Practical and Distinctive
Québec City is built partly in a valley and partly on a headland. Travel between Upper Town and Lower Town has always been a challenge, and the stairways a solution. The first appeared in 1635, but the number increased in the 19th century, mainly to facilitate access to the Saint-Roch district. Today they are a distinctive feature of Québec City and even attract extreme sports enthusiasts.
Lépine Stairway
The 118-step stairway you see before you is striking with its wrought iron arch. In 1882 it replaced a wooden stairway built in the same spot 25 years earlier. It was a time when Québec City was growing prosperous again and when many beautification projects were underway. The bourgeois of Upper Town used this more inviting stairway to get to the stores on rue Saint-Joseph, which had become Québec City’s main shopping street.
City engineer Charles Baillairgé, who designed the stairway, loved wrought iron. It was a noble yet modern material used for many prestigious projects in Europe. Among other things, it made it possible to prefabricate modules that were easier to assemble on the steep slopes.
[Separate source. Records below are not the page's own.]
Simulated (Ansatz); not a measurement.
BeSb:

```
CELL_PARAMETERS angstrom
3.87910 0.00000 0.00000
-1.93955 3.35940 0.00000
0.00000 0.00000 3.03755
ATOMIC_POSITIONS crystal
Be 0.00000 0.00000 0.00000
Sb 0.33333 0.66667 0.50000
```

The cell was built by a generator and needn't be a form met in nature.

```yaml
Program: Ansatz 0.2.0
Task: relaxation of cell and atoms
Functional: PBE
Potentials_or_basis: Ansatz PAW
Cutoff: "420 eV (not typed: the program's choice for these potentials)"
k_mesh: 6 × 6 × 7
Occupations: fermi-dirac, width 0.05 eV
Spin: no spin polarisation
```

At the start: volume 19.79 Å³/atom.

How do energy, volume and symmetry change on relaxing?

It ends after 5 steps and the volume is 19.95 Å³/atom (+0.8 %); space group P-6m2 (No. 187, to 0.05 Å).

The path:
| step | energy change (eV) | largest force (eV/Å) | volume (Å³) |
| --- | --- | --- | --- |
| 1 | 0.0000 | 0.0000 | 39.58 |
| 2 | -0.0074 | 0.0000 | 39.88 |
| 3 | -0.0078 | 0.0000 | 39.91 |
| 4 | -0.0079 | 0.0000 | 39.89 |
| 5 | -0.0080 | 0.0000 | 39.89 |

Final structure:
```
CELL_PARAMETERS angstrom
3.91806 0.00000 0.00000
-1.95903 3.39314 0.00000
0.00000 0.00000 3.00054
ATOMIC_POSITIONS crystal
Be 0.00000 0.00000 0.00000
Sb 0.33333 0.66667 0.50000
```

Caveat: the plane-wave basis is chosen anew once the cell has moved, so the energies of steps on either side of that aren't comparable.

The arch on this stairway evokes the origins of the main groups of Québec City residents at the time: roses for England, thistles for Scotland, clover for Ireland, and maple leaves for the French Canadian majority.
Escalier du Faubourg
Escalier du Faubourg, located a bit further west at the end of rue de la Couronne, has a similar history. It was first built out of wood in 1855 to improve the flow of workers between Saint-Jean-Baptiste—located midway up the hill—and Saint-Roch. Mayor Langelier then had it replaced with an iron stairway in 1880, with a landing midway to better view the city.
The current Escalier du Faubourg was built in 1931. It has 99 steps. The public elevator next to it was added in 1941.
The workers’ stairs
The neighbouring De la Chapelle stairs at the Méduse artistic complex is one of Québec City’s shortest, with 80 steps, and also one of the oldest.
Before it was built, workers in Saint-Jean-Baptiste took a trail running directly from top to bottom of the cape to get to the Saint-Charles River shipyards. In doing so, they significantly shortened a long trip by avoiding the winding côte d’Abraham. Municipal authorities agreed to build a more practical and safer wooden stairway where the trail had been located, but these stairs were destroyed by the first great fire of Saint-Roch in 1845. They would be rebuilt shortly after at the request of workers.
Almost abandoned in the mid-20th century, the stairway was restored in the 1980s at the same time as the Méduse complex.
Stairs for fitness
The Québec City Staircase Challenge was created in 2009 to take advantage of the city’s unique terrain and the many stairways between upper and Lower Town. A course running 19 kilometres and counting 3,000 steps—or for the less daring, 13 kilometres and 1,925 steps—offers the ideal way to maintain a fit and healthy heart and an original way to take advantage of Québec City’s unique public infrastructure.